Unusual elections nothing new
Published 5:19 pm Sunday, November 29, 2020
The 2020 presidential election could become the most legally contested election in the nation’s history, but President Trump’s claims of voter fraud are the only thing that has made it controversial.
The election actually went smoothly, and a look back at history shows what real election controversies are all about. One of the most troubling elections came in 1876 when three states submitted the votes of two groups of electors.
Electors are those people who actually vote for president. Some delegates to the constitutional convention of 1787 didn’t want Congress to elect the president. Others thought voters lacked the resources to be fully informed.
The 55 delegates to the convention, after lengthy debate, decided on a compromise by which the states would each appoint independent electors. Today, political parties select the electors whom they expect to vote for their party’s presidential candidate. The voters pick the candidates they want, but it’s still the electoral votes that count.
In all but two states, the candidate who wins in the state gets all of its electoral votes. Maine and Nebraska each give two electoral votes to the statewide winner, and the other votes go to the candidates that win in the state’s House districts.
Every elector in every state voted for George Washington in 1778 as the first president. John Adams received the next largest number of electoral votes and became vice president.
The country saw the beginning of political parties early. Followers of Alexander Hamilton were known as Federalists. They believed in a strong federal government, its members were from the rich and “well-born” and they were pro-English. The followers of Thomas Jefferson were anti-Federalists at first, but they became Democratic-Republicans who had faith in the masses.
The first unusual election occurred in 1800 when Jefferson and Aaron Burr tied with 73 electoral votes each. Article II, Sec. 1 of the Constitution provided that when no one had a majority of electoral votes, the House of Representatives would select the president. Each state would have one vote. The candidate with the second highest number of votes would become vice president.
In 1800, it took 35 ballots to decide which of the two men to select. Hamilton thought Jefferson would make the better president, and he convinced 10 states to select him. Burr got the votes of only 4 states, but he became vice president. The 12th Amendment, adopted in 1804, provided that electors would vote for president and vice president separately.
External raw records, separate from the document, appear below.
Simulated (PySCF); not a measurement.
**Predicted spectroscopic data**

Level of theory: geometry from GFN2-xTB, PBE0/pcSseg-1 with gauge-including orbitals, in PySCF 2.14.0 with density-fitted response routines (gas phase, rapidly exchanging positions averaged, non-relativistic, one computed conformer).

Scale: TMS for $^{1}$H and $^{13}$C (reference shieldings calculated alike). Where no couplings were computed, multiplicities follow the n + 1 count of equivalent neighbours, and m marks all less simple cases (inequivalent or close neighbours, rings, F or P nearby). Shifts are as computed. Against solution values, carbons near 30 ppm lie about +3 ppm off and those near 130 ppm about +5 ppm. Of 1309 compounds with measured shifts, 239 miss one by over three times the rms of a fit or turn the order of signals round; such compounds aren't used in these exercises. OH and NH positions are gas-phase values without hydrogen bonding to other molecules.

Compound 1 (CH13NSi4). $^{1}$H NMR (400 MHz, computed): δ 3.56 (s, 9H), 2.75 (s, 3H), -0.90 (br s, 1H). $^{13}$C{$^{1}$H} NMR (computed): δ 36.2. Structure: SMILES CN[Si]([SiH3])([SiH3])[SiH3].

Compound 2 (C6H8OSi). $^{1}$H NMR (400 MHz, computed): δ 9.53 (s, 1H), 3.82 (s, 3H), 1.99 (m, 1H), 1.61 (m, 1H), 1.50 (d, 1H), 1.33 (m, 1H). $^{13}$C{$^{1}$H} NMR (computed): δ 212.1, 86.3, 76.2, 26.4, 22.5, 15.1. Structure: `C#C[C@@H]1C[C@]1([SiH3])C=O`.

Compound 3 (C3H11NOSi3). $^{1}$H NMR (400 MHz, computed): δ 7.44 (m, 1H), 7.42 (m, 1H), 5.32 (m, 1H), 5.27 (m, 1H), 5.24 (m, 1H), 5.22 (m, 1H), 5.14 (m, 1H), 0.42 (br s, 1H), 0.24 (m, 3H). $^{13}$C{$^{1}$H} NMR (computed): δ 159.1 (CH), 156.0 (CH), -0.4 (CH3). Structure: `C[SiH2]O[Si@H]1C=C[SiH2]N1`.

No candidates in 1824 got a majority. Andrew Jackson had 99 electoral votes and John Quincy Adams, the son of John Adams, the second president, had 84. William Crawford had 41 and Henry Clay had 37. Jackson was 32 electoral votes away from winning.
Clay supported Adams, who won with 13 states on the first ballot in the House. Jackson got the votes of 7 states, and Crawford got the votes of four states. Jackson got his revenge in the 1828 election when he received 178 electoral votes to 83 for Adams.
Rutherford B. Hayes was the Republican candidate in 1876, and Samuel J. Tilden was the Democratic candidate. Tilden received 184 electoral votes, 1 short of what he needed. Hayes received 165 electoral votes. However, 20 electoral votes were in dispute because of the double set of returns from three states.
Those returns were sent in by Florida, Louisiana and South Carolina. There was no provision in the Constitution or any law of Congress to decide which set of returns was legal.
Republicans controlled the Senate, and they would have selected Hayes. Democrats controlled the House, and they would have selected Tilden. Congress found a way out of the dispute when it appointed a 15-member Electoral Commission to determine which set of returns to accept.
The commission eventually ended up with eight Republicans and seven Democrats. The Hayes electors were accepted by a vote of 8-7, and he was declared the president by a single vote two days before the inauguration. Tilden had polled a plurality of over a half million popular votes, and in that sense Hayes was considered a minority president.
The last controversial election came in 2000 when the U.S. Supreme Court stopped a recount in Florida, which gave the election to Republican George W. Bush, who ended up with 271 electoral votes to 266 for Democrat Al Gore.
Candidates have lost the popular vote five times in U.S history (1824, 1876, 1888, 2000, 2016) and still won the presidency.
Many Americans believe it’s time to end the electoral system in favor of a popular vote for president, but changing the system is extremely difficult. It would take a constitutional amendment that requires a twothirds supermajority in Congress plus ratification by three-fourths of the states.
Vote counts are still being challenged this year, but the 2020 electors will cast their votes in their states on Dec. 14, and Congress will count them on Jan. 6, 2021. If the legal issues are settled, the next president, expected to be Democrat Joe Biden, will take office Jan. 20.